Would be Live-Blogging the ISSS/ISAC Conference

16 October 2009, 1506 EDT


… but for the fact that, though security specialists can theorize the millitarization of cyberspace they cannot manage to provide wireless access at their otherwise excellent academic conferences.

Will my IPhone be sufficient to the task? Stay tuned.

8:25 am PST: Geostrategy and Post-Arctic World panel, James Manicom draws interesting links between nationalism and EEZs. Offshore territorial disputes in the Arctic & Spratlys are less about resources or geopolitics and more about identity. Hm.

8:35 irony: melting arctic continental shelf both tells us climate change is real and scary and provides new and exciting ways to contribute to the problem. But only if oil hits $80 a barrel. Also ice is only at it’s third thinnest this year – thickening right now not thinning.

8:43 Barry Zellen: Indigenous issues will matter resolving tensions btwn sovereignty, territory, identity and natural resource claims in a post-arctic world. Could the Inuit become the Saudi royal family of the 21st century? (Canadian?) Northwest Passage per se will become less passable therefore less relevant if warming trends continue. New trans-Polar sealanes will Solve maritime pracy problem. (? I think not… piracy hotspots will move.)
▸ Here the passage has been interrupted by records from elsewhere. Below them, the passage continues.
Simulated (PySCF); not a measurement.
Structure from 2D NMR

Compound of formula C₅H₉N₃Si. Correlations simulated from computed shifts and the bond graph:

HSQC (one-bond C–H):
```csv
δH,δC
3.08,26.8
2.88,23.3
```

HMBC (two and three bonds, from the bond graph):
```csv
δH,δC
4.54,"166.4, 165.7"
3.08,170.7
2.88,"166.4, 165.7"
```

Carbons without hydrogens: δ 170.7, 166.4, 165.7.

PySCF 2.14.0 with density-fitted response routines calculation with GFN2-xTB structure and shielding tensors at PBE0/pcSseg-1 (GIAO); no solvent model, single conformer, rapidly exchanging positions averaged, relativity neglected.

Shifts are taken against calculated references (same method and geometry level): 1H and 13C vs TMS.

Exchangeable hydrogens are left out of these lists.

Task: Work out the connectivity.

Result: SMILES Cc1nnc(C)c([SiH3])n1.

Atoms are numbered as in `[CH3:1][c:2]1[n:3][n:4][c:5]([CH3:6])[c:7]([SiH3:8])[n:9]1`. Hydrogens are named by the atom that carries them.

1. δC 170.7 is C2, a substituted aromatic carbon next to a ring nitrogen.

8:56 superior model 4 conf panels: speakers who know and like eachother interjecting into one anothers presentations = exciting synergistic format

10:46 compelxity State disorder and global commons panel. Frak missed the maritime piracy paper while hobnobbing. But Justin Logan has very thouhtful views on failed states. U know it will be a good talk when the speaker introduce shimself as a “bad politicAl scientist.” but he only means he’s challening conventional wisdom, hey Isnt that part of what we do? His key Argument, spelled out in a recent CATO paper: failed states r not the scurity threat we have thought.

11:14 Useful insight: the idea that state failure is more threatening than invasion by other states may be true and meaningless if incidence of interstate war is approaching zero. Is CATO throwing out the baby with the bathwater, though? Logan’s argument seems to support a standardization of measures for state failure to derive useful insights (it’s true that if you lump together current indices and get both N Korea and Somalia as “failed states” this doesn’t tell us much). But I’m not sure “ignore people who talk about failed states” is a useful policy prescription.

11:28 Curse of the multiple commenter. Brevity, for frak’s sake!

11:37: Does the US have a national maritime policy? What is it? Where does the navy fit into grand strategy?

11:50: This conference has had a number of panels/papers invoking the global commons as a way to lump papers together, but the concept of the commons – what it means, how it’s changing, how governance is problematized in these areas – has been under-discussed on these panels.

1:37 Total caffeine saturation achieved. Must read papers on cyber-security, cluster munitions, UAVs and bioweapons gy in the next 2 hours to fulfill discussant duties. Comments to follow.